On Bullshit

by Harry on May 16, 2005

After featuring on 60 minutes last night, On Bullshit climbed from #21 (when I checked at the start of the segment) in the Amazon charts to #3 (when I checked 5 minutes ago). I have no idea what this means in terms of numbers, but the commissioning editor must be feeling pretty smug. As must Harry Frankfurt, I’d guess.

{ 15 comments }

1

cckey 05.16.05 at 7:43 am

a bump from parents giving the book as a graduation present?

2

Michael Turner 05.16.05 at 8:36 am

Save yourself the money and the shipping delays — you can get it free, now, courtesy of Google and the Wayback Machine:

http://tinyurl.com/exkcq

I’m not bullshitting you. I’m sincere. OK, OK – even sincerity is bullshit, according to this guy, so here’s my money-back guarantee: the above-linked page is a *version* of the (now book-length) essay. It may or may not contain more bullshit than the original. And the above is not necessarily the original either – it’s the latest link that worked (for me) in the Wayback Machine.

I’m trying really hard to tell the truth here. And it’s making me realize how hard that is. Maybe Frankfurt’s closing comment is right: sincerity is bullshit. And that makes irony more honest, doesn’t it? Works for me. And for Frankfurt, too, come to think of it: how ironic that his bullshit essay has become far more popular now that he’s trying to charge people for it.

Well, OK, my attempt at righteous indignation is bullshit. I will admit this much: if you buy the book, you get the essay in a form that’s easier to read, and, because it can sit in front of you in a cafe, it’s more likely to start conversations with members of the gender to which you happen to be attracted. Those can be features worth paying for.

3

Jeremy Osner 05.16.05 at 9:05 am

And not yet published but already working its way up the Amazon charts (#76 today — perhaps on the strength of referrals from “On Bullshit”?) is Laura Penny’s Your Call Is Important to Us : The Truth About Bullshit

4

Lisa Williams 05.16.05 at 9:38 am

I read it a few weeks ago and liked it a lot. It really hits on a lot of what bothers me about the current political atmosphere in the US: the people pushing an agenda don’t know and don’t care what the facts are, and are basically unembarrassable.

Presenting a bullshitter with the facts does no good. Showing them their behavior is shameful does no good.

Given this, it’s hard to figure out what the future of political activism — which depends mostly on disseminating facts and calls for politicians to get in line with community values like not lying, stealing, and putting the country’s good over favoring your friends.

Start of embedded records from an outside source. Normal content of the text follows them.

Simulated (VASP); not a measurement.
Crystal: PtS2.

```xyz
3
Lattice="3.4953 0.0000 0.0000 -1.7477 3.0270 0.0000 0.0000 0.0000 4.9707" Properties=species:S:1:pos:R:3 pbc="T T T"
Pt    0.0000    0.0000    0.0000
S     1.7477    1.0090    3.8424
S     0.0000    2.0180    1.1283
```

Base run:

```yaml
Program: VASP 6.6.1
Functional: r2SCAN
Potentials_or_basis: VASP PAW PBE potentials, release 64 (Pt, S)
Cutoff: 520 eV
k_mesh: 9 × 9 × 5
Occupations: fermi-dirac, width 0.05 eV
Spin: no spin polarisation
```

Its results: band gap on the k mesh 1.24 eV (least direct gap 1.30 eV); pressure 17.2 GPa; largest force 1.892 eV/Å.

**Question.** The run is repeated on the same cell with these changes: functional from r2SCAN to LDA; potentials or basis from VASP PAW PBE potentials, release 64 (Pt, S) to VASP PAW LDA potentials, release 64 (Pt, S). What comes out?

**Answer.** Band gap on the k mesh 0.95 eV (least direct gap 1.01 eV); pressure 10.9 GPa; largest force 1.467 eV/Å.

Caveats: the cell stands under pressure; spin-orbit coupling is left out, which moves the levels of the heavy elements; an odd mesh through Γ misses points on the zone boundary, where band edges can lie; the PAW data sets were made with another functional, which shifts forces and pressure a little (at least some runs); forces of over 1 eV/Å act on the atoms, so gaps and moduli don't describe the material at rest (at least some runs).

Bullshitters also have a lot in common with cult members. Bullshit is like a force field: facts just bounce off. Bullshitters can form a completely self-satisfied and self-referential worldview that no new information can disrupt.

5

Kosh 05.16.05 at 9:42 am

Combat bullshit with counter bullshit! Make an equally outrageous counter assertion based on the same logical flaw as the bullshitter’s assertion. They then can’t expose your fallacious reasoning without exposing their own. If nothing else it mocks them and really pisses them off.

6

Cryptic Ned 05.16.05 at 10:43 am

What is a “commissioning editor”? Ordinarily I would assume that it was an editor who commissioned a book, but this book was written decades ago. ?

7

ken 05.16.05 at 10:46 am

You won’t believe this. We were supposed to have Harry on Philosophy Talk, discussing his book/essay Bullshit. But because our host station is being hauled before the FCC in June on an unrelated matter, we were asked not to do it.

It’s a chilling climate out there in medialand for everything except bullshit, unfortunately.

8

Dave Gwydion 05.16.05 at 12:21 pm

The Commissioning Editor was a Canadian chap called Ian Malcolm. He’s much the best philosophy and political theory editor in the business.

9

mikez 05.16.05 at 1:23 pm

I’m indifferent on the merits of this book, but I liked the fact that 60 minutes turned to John Stewart as an expert on Media B.S.

10

Dave Wheeler 05.16.05 at 1:41 pm

As I watched the 60 minutes segment, I couldn’t help thinking about the joke, “There must be a pony in here”. (Full joke on my blog, http://www.theshot92.blogspot.com).

11

Keith 05.16.05 at 2:37 pm

Jon Stweart could easily write a book on Bullshit that is actually inciteful and worth reading, unlike this POS. Or perhaps the book is an object lesson and I’ve simply missed th epoint?

12

Cryptic Ned 05.16.05 at 2:57 pm

What the book is, Keith, is a philosophical lecture, delivered by a philosopher to a conference of other philosophers twenty years ago; published with a group of the philosopher’s essays; and recently published again as a small book. It’s not intended to be “inciteful and worth reading”, unless you find it funny, or you’re a philosopher.

13

abb1 05.17.05 at 3:49 am

Review of “On Bullshit” by John Dolan: Post-Bullshitist Bullshit. Enjoy.

14

Paul 05.17.05 at 9:12 am

But as we know, Frankfurt’s not concerned about his relative position. He just wants his book to be bought by enough people.

15

Down and Out In Saigon 05.18.05 at 5:22 am

So what is the relation between the book itself, and the Wayback Machine link supplied by Michael Turner? If they’re the same thing, then John Dolan is right on the money: it’s bad. The author engages in a long, meandering, monotonous, dreary conversation with himself, and then grouches about moral relativism. It’s not even academic. I mean: where are the footnotes and references and whatnot?